The modern view toward Valhalla is both pragmatic and idealistic in the sense that it urges followers to control what can be controlled (e.g., one’s actions and attitudes) and leaving a righteous legacy while dwelling less on resume-building for prospects in the afterlife. This attitude is perhaps best exemplified by a passage from the centuries-old poem Havamal in which the all-father Odin poignantly states:
Cattle die, kinsmen die,
The self dies the same,
But the glory of reputation never dies
For the one who gets himself a good one. 
Valhalla: the strict and literal view
Norse sagas and poems are quite specific in describing how those who enter Valhalla are selected. According to Icelandic poet Snorri Sturluson’s definitive piece on old Norse ways, the Prose Edda, members of Odin’s einherjar (those who reside in Valhalla), are chosen from fallen warriors who die on the field of battle. 
For Valhalla hardliners, this would present a bit of a spiritual conundrum as presumably only those killed in military action would be eligible to enter the great hall of Odin’s einherjar. Despite this extremely limited view, some advocate this strict interpretation of centuries-old dogma (and by the same token maintain that the souls of those who live immorally end up in the Norse version of hell). 
It is worth recalling that not even the all-father Odin and the goddess Frigg, with their enormous power and influence, were able to skirt the rules and gain entry into Valhalla for their beloved son Baldur. He died tragically as the result of a prank gone horribly wrong. Because he was not killed in battle, Baldur traveled to Hel, where he remained until Ragnarok. 
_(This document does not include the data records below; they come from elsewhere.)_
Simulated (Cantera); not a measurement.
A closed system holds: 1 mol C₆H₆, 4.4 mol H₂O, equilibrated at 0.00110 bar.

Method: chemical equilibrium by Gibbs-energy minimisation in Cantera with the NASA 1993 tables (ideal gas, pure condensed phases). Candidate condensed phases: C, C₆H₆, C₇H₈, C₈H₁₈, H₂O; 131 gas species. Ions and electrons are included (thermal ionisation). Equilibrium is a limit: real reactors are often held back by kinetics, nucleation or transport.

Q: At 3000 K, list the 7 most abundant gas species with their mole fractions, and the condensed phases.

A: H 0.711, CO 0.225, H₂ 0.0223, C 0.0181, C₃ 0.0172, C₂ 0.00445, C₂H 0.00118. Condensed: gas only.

Modern Asatru Doctrine Promotes Inclusion and Tolerance
Modern Norse religious beliefs run contrary to the glorification of military activities espoused by the traditional Valhalla narrative. They also oppose policies advocating exclusion and suppression of non-conforming views. For instance, according to the Icelandic Asatru Association (one of the most prominent Norse religious organizations in the world):
- Asatru stresses universal harmony
- Asatru embraces tolerance
- Asatru does not endorse militarism, violence, hatred, chauvinism, or racism
With such openly pacifist views, this would seemingly be one major branch of modern Norse religion that does not align itself with Valhalla’s hardline interpretation. 
Valhalla is Only One Part of the Norse Afterlife
Valhalla is often (and quite mistakenly) viewed as the Norse counterpart to the Christian notion of heaven. In truth, it is but one of a multitude of destinations in the Norse afterlife. Still, thanks to poems, sagas, and now cinema, it has been glorified as the preeminent haven for elite Viking warriors to enjoy each other’s company in the hereafter. The Norse afterlife also includes:
- Valhalla – of all the destinations in the Norse afterlife, this is perceived as the most prestigious and restrictive as far as admission
- Folkvangr – overseen by the goddess Freyja, the “field of the people” is seen as a desirable place to spend the afterlife, despite the lack of fanfare
- Hel – despite the obvious phonetic similarity to the Christian hell, the Norse version is not a place of eternal damnation and punishment but rather the catch-all destination in the afterlife where the majority of believers’ souls would travel after death
- Ran – bearing the name of the Norse sea giantess, Ran was reserved for sailors who died at sea where they would spend eternity deep beneath the surface
- Burial mounds – in some instances, souls of the dead would not travel at all, remaining with the corpse in the burial mound instead
- Reincarnation – another possible destination after death is not in the afterlife, but rebirth through reincarnation (the prevailing belief is that a person can only be reincarnated into the same family lineage)
While Valhalla is synonymous with a glorious afterlife, Viking warriors spar with each other by day and feast by night, those who find themselves there are in very select and exclusive company. Fortunately for everybody else, there are other options, including one where reuniting with deceased family members is likely.
Humankind has grappled with the subject of mortality for millennia. Modern Norse religion advises focusing on the here and now rather than on the afterlife.